Smart working: strategy

by Ross Bentley 28 Feb 2006
by Ross Bentley 28 Feb 2006

The latest figures on productivity must have made grim reading for Gordon Brown who, since he took up the mantle of chancellor in 1997, has striven to improve efficiency among the UK’s workforce.


New data from the Office of National Statistics however, shows the growth in output per hour worked fell to zero in the year up to the third quarter 2005.


And compared with other major economies, UK productivity in 2004 was found wanting.


The US continues to be the productivity leader, 27% ahead of the UK. France has a productivity rate about 10% higher, and Germany’s productivity performance was the same as that of the UK.


Experts have offered many explanations for why the UK continues to lag behind its peers in the productivity stakes.


An increased regulatory burden on firms, deficiencies in the education system, a congested transport infrastructure and pension deficits holding back investment in skills and equipment have all been put forward as possible reasons for the shortfall.


However, for many, inadequate people management practices are the root cause of the UK’s lack of efficiency.


At management consultancy the Hay Group, associate director Russell Hobby points to a widespread inability to deal with underperformers as major obstacle to improving productivity.


A recent report from the firm revealed that more than half (52%) of respondents felt their organisations failed to deal with the ‘dead wood’.


An even greater proportion (58%) said their companies failed to measure performance fairly.


“This induces feelings of mediocrity. Productivity is a management issue and should be top of the boardroom agenda,” he said.


At the CBI, head of the business performance group Mindy Wilson said companies must look at the whole cycle of recruitment and training to find where productivity issues can be addressed.


Rather than recruiting someone for a particular task, companies should start to regard people as important resources who are able to work across a range of activities, she said.


More organisations must also learn to encourage people “to take responsibility and a level of risk in their jobs”.


Employees will then feel more valued, according to Wilson. “The old command and control style of management does not generally motivate people,” she added.
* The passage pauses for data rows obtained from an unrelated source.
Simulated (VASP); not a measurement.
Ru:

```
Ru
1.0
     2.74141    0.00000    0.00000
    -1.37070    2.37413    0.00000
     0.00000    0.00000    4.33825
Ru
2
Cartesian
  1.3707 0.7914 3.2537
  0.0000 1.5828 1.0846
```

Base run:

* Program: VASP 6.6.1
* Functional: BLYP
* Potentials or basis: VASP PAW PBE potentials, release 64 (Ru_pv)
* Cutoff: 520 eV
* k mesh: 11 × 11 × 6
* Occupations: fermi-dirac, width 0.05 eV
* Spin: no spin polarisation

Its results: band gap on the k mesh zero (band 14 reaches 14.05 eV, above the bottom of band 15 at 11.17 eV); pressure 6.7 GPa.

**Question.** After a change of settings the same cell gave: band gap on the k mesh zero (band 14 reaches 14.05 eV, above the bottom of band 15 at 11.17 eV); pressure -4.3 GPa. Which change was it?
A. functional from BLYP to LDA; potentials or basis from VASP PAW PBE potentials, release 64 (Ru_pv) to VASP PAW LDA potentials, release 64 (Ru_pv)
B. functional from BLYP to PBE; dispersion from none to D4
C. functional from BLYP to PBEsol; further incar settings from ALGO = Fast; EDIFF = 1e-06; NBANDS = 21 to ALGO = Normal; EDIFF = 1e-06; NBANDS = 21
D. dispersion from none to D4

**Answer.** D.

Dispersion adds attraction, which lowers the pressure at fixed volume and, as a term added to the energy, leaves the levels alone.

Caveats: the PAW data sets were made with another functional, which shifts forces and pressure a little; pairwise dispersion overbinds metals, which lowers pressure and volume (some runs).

John Philpott, chief economist at the Chartered Institute of Personnel and Development, said ineffective management practices are responsible for up to half of the productivity deficit between UK and other major western countries.


To close this gap, the government must make improved people management and working practices central to its agenda, rather than treating it as subsidiary to what the Treasury and DTI consider the main drivers of productivity growth, such as investment, innovation and skills.


“The government pushes a skills agenda, not a management one,” he said.


“While it is up to companies to improve management practices, the government must support them.”


If the government is serious about closing the productivity gap, it must also improve its national and international benchmarking of people management procedures.


“At the moment, hardly anything on comparative management practices exists,” he said.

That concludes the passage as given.